I'm still recovering a little bit from the workshop we organised yesterday. Our main objective was to show the tools we have developed for text analysis (tOKo, Sigmund) and ontology development (Triple20), and how these tools co-operate in supporting semantic web type applications.
The audience had lots of questions and comments which is probably a good indicator of interest in what was being presented and demonstrated. The obvious question, regarding the availability of tOKo (you can already download Triple20, although it lacks documentation which I think is a big problem to get it mainstream), was also partially answered. The plan is to make tOKo Open Source, before that there will be a restricted version for use by Ph.D. students and other researchers who have an immediate need for it (quite a few were at the workshop :-)).
Wouter Jansweijer, in his presentation said that he only used 10% of the features of tOKo. This is shocking! And he certainly must be wrong. The user interface of tOKo makes available about 20% of the functionality that is inside. The remaining 80% is either used by internal modules (e.g. Sigmund), under development, too time-consuming to be interactive or only specific for certain types of documents. I think Wouter's 10% should be at least 20% and even that would mean you can develop ontologies with tOKo using (20% * 20%) is 4% of the functionality. Is there anyone who knows a beach were it is sunny 96% of the year?
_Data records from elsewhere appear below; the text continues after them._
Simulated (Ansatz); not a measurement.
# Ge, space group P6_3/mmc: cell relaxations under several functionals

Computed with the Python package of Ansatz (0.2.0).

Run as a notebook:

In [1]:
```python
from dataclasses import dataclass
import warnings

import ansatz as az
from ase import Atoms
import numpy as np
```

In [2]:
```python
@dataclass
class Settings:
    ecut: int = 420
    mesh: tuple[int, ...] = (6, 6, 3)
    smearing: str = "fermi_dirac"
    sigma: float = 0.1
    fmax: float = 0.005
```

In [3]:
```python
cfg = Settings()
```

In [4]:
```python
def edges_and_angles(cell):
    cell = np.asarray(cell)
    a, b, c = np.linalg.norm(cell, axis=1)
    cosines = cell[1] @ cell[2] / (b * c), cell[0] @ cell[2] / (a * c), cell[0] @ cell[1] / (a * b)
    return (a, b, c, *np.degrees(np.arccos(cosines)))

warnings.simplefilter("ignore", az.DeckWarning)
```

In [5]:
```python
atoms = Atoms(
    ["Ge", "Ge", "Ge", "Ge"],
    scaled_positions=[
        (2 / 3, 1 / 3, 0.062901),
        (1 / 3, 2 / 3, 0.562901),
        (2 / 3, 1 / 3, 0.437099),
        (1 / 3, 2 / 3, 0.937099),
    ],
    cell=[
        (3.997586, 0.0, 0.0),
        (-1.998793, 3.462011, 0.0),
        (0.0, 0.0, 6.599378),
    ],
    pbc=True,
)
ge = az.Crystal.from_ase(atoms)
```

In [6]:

A question of prime importance was related to the tOKo buttons that connect language and the semantic web. The default set of buttons is shown above, their function and how these functions are mapped onto RDF(S) is given in the table below (this was actually part of Wouter's presentation):
The question was: "Suppose, in my domain, I have a relation (property) that is different from the default set". My response, was "Just add a button". Disbelief, and I was fortunate the person who asked the question had not brought her glasses, the tomato missed the target. Can it really be that simple? Yes, as the table above shows each of the buttons corresponds to an RDF(S) property and designing buttons is a lot more difficult than adding RDF(S) properties. In the cooking domain, an example would be the usePreparationMethod property between food and food preparation methods, an example is: cake usePreparationMethod bake. And the nice thing is that tOKo will actually suggest it, enter cake use the function Collocated verb and there it is: bake is the most frequently collocated verb of cake. This is, of course, not a tOKo feature, it doesn't know anything about cooking, it just happens that Chocolate and Zucchini does (and Clotilde likes baking cakes). tOKo, applying some statistics, just picks it up.
Another set of questions can be paraphrased under the heading "Can tOKo discover interesting patterns in a text by itself". The answer to this question is "Yes, but it takes a lot of computing power". Given that tOKo is interactive, the UI does not provide these functions. A simple example, see above, is the noun-verb collocation of bake/cake. There are lots of nouns and verbs and comparing each verb to each noun (possibly compound) takes time. Ultimately, such time-consuming functions are useful (provided the user knows they take time) and perhaps in the Open Source version of tOKo it will show a little popup that states: "Bake a cake!".
You probably guessed it. The workshop was a lot of fun for presenters and audience, and I think the message was clear and appreciated: tOKo keeps it simple and obvious (you don't want to know how much time it took me to figure out what simple and obvious means in this context :-)).